Wolfgang Münchau is a columnist for DL News. He is co-founder and director of Eurointelligence, and writes a column on European affairs for the New Statesman. Opinions are his own.
A British diplomat in the 1950s, Russell Bretherton, made an infamous prediction about the soon-to-be-created European Economic Community.
“The future treaty you are discussing has no chance of being agreed; if it was agreed, it would have no chance of being ratified; and if it was ratified, it would have no chance of being applied.”
In the history of political misjudgements, this one ranks pretty much up there, but there is now a worthy challenger. European economists predicted that crypto was just a fad.
When that turned out to be mistaken, they predicted that it would collapse in a bubble. When it didn’t collapse, it was dismissed as a vehicle for criminals.
Now that spot ETFs have started to push liquidity from the general investment community into the crypto market, it is getting harder to defend that particular story line.
Now the ECB’s resident crypto-sceptics, Ulrich Bindseil and Jürgen Schaaf came out with the ultimate argument: Bitcoin impoverishes the many for the benefit of the few.
For readers who struggle even to understand this argument at face value, this is a reference to the idea that early adopters of Bitcoin have become very rich — as though this never happened in the fiat-based financial sector.
The Bindseil/Schaff essay is not the official position of the ECB, nor is it an official ECB document. But anti-crypto prejudice is alive and well within the ECB.
Christine Lagarde once called crypto “funny money.”
As far as I can remember, she never expressed any strong views about other asset classes before.
This institution has not given serious thought to the question of why crypto had defied their previous expectations, what its perseverance implies for central bank digital currencies, how it would affect the financial sector or the banks, or indeed what it would mean for future of fiat money itself.
The US has no shortage of arrogant economists, but I don’t hear as much crypto denial. A minimalist view of crypto, one that would still be consistent with classic economic thought, would be one of an asset class with the potential to bring about productivity gains to the financial sector.
You don’t need to resort to fiat money arguments of the kind I have been making to see value in a cryptocurrency.
So why are the Europeans foaming at the mouth at the mere mention of crypto?
I think this is part of a wider anti-tech backlash that has infested European society at all levels. The disconnect from the digital world is particularly painful in Germany, where the fax machine still rules supreme in public administration and doctors’ offices.
The motor car, the commercially most significant German invention of all time, is on the verge of turning from a product of mechanical precision engineering into a digital device with wheels. But the world of digital devices is not a European one.
Nor is the world of crypto.
It is one thing to fall behind in digital technologies. It is another to define yourself in that way.
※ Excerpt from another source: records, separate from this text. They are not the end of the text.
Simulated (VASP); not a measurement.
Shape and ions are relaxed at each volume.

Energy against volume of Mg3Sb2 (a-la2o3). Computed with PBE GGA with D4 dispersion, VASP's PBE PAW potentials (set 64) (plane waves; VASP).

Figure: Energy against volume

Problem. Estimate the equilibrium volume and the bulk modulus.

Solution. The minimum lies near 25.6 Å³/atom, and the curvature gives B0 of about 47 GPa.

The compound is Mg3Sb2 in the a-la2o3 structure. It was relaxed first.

This decade, the EU intensified its anti-digital jihad — on data protection, social networks, AI, and this year on crypto regulation in the form of the EU’s Markets in Crypto Assets, dubbed MiCA.
Drawing up regulation is what the EU does for a living. Of all the EU’s tech regulation, MiCA is not even the worst. But the EU has got it the wrong way round.
We did not create a highway code before we invented the car. But we have crypto regulation without a crypto industry.
Current US crypto regulation, with its legalistic approach, is also hostile to the industry. I am not surprised to see crypto markets reacting euphorically to Donald Trump’s victory, and to start funding Congressional races in support of candidates promising a light-handed touch to crypto regulation.
They Republican sweep of the White House and Congress comes with the credible promise of a more crypto-friendly regulatory environment. Gary Gensler, the SEC chairman and a long-standing bane of the crypto industry, will leave January 20.
The US will move over to a more liberal regime than the heavy-handed MiCA, which will become the global standard.
It is a shame that the EU has become so negative on the most exciting technological developments of the 21st century. I see the deep reason for why this is happening in the absence of deep capital markets in Europe.
The tech industry in the US has been a financial creation. After the launch of the euro in 1999, the EU should have proceeded to develop a joint capital market.
The current financial system is prejudiced in favour of old companies and old technologies over new ones. A unified capital market would have required deep political integration, including a joint sovereign debt asset that acts as the glue for a capital market.
EU members did not want to go that far, but that left each of them in charge of their own economic development. The tech industry, and fintech in particular, thrives on freedom of regulation and freedom of capital movement.
The EU has neither. Finance, more than anything else, is what keeps Europe stuck in the 20th century. Of all 21st century innovations, none is more remote from 20th century attitudes than crypto.
I would therefore expect the article of the ECB authors not to be the last example of European crypto denialism.
In their fantasy world, crypto will keep on crashing, and failing and disappearing, and then crash some more.